Loudon Wainwright III once wrote a humorous song, 'Talking New Bob Dylan', in which he bracketed himself with a number of other would-be Dylans who picked up their acoustic guitar and got wordy back in the late '60s. John Martyn can safely be classed as one of those hopefuls, since he included a cover of El Zim's 'Don't Think Twice It's Alright' on his first album, London Conversation.
But just like his role model, he's never allowed himself to be pigeonholed or become stale and predictable. Changes have been rung, stylistic jumps made and trademarks established - for instance, the characteristic use of slapback echo on the acoustic guitar has become a building-block of the whole 'trip-hop' movement which entitle him to claim his career to date has been a musical voyage of discovery.
And it's one that continues today, both for John and his many fans. Okay, the numbers of said fans may register 'sizeable cult' rather than mass-market Wembley Arena, but that seems to suit everybody. An exception came with an invitation from the Verve to support them in front of 32,000 home-town followers back in the late '90s, just one indication of the respect in which he's held by fellow musicians: Eric Clapton and Dr John are among the artists who have covered him.
The selections here date from the early '90s, but it's a testament to both singer and songs that you'd be hard pressed to pin a date on them. Just to make life more complicated, all but the last five (which come from 1990's 'The Apprentice') appeared on a pair of albums from 1992 and 1993 in which John revisited two decades' worth of back catalogue in the company of such long-time pals as Phil Collins, Pink Floyd's Dave Gilmour and the Band's Levon Helm.
Fan reaction at the time as mixed: whether or not the person who writes the song should leave well alone, or has the right to re-record his work if and when it suits him, is down to personal taste - certainly the likes of late, great bluesman John Lee Hooker cut his classics so many times it's well-nigh impossible to pick out definitive versions. But one thing Martyn tried to do was improve on his original vocal. "For the last six years I've been working on becoming a better singer," he told Guitar magazine at the time, adding darkly: "I don't like singers who abuse the privilege."
There are those to whom that statement might provoke a smile, since John Martyn's distinctively slurred tones are almost the epitome of laziness. But listen again. He certainly knows how to use his voice as an instrument, and that is no mean feat. He's worked with the like of reggae super-producer Lee 'Scratch' Perry, another man who revels in shaping sound, and later in the '90s would enter the world of drum and bass with Chicago producer Stefon Taylor. He's never been content to rest on his laurels.

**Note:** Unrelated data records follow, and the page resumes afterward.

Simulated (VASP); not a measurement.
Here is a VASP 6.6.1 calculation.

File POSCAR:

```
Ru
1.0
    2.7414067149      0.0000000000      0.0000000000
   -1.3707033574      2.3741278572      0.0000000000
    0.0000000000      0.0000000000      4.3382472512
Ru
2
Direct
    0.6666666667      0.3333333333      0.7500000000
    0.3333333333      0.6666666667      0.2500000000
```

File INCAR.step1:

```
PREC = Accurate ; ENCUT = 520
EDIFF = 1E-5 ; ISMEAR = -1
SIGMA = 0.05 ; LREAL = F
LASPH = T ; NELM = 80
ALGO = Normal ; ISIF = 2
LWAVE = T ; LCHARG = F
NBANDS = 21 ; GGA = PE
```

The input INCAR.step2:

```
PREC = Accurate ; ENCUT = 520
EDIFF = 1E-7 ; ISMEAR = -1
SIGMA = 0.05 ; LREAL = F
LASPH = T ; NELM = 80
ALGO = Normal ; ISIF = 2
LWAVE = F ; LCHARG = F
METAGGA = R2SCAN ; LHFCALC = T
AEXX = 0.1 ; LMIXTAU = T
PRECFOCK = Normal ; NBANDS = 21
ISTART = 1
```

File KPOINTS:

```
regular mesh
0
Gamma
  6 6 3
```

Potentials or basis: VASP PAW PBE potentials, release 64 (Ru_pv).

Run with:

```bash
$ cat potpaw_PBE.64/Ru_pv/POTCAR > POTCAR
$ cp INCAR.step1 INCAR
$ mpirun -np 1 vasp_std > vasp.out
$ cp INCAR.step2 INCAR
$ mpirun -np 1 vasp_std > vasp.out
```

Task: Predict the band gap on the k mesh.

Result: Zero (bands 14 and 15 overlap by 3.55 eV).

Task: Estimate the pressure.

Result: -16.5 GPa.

That said, some of the songs you can hear here are worthy of reflection. 'Bless The Weather' was title track of the 1971 album where he started bringing his road-tested improvising style into the studio, having just cut two albums with then-wife Beverley. 'I Don't Wanna Know' and 'May You Never' stem from Solid air, his 1973 release and probably the most celebrated album of his canon whose title track was dedicated to his friend, Nick Drake. By contrast, 'Sunday's Child' from two years later celebrated temporary domestic bliss in Hastings. The rhythmic 'Dealer' and 'Big Muff' were originally waxed for the One world collaboration with Lee Perry, while 'Sweet Little Mystery' and 'Couldn't Love You More' are key cuts from Grace and danger and Glorious fool, the Phil Collins-produced albums that started the '80s with Martyn recovering from divorce and at a low emotional ebb.
'Sapphire' gave its title track to a much-underrated 1984 album cut in the Bahamas with the help of Robert Palmer, which also contained 'Fisherman's Dream', while 'Angeline' -the first commercially available CD single, trivia buffs may note- was written for his new wife and was a standout of 1986's Piece by piece. A rare cover, 'Rock, Salt & Nails', has long been a live highlight and, on the recorded version, featured Levon Helm an a mesmerising version of the Steve Young song. (Martyn and Helm had first recorded together in the late '60s when John and Beverley had cut Stormbringer in Woodstock - another Dylan connection.)
The final five selections1 are highlights of The apprentice, an album that deserved far greater kudos than it received on original release. One reason for its low-profile arrival was that John had just left long-time label Island Records for the second and final time, the other that, curious as ever, he was venturing into studio technology and further away from his traditional style.
Listen to 'The Apprentice', inspired by a chance meeting with a man who worked at the Sellafield nuclear plant, or 'Send Me One Line'. which was written for inclusion in a film version of 84 Charing Cross Road, to know that Martyn's songwriting gifts have done much more than merely survive the passage of time. Ironically though 'Send Me One Line' didn't grace the film about a long-time correspondence between an American woman and a London bookshop owner - John wrote it, then forgot about it! - Martyn music would finally make the movies a decade later when commissioned for the soundtrack of The Talented Mr Ripley. In 1993, when John Martyn released some of the 'revisited' music here, he said: "I did this because the songs had changed so much from their original form. I like closing patterns in my life and starting again." Magnet magazine claimed the result proved that "It's still the singer, not the song, that matters most." I'm not sure I agree with that assessment -compositions like these cannot be dismissed so lightly- but listen to the talented Mr Martyn and make up your own mind.
1 sitenote: Apparently the producer decided later on to put these tracks in the beginning.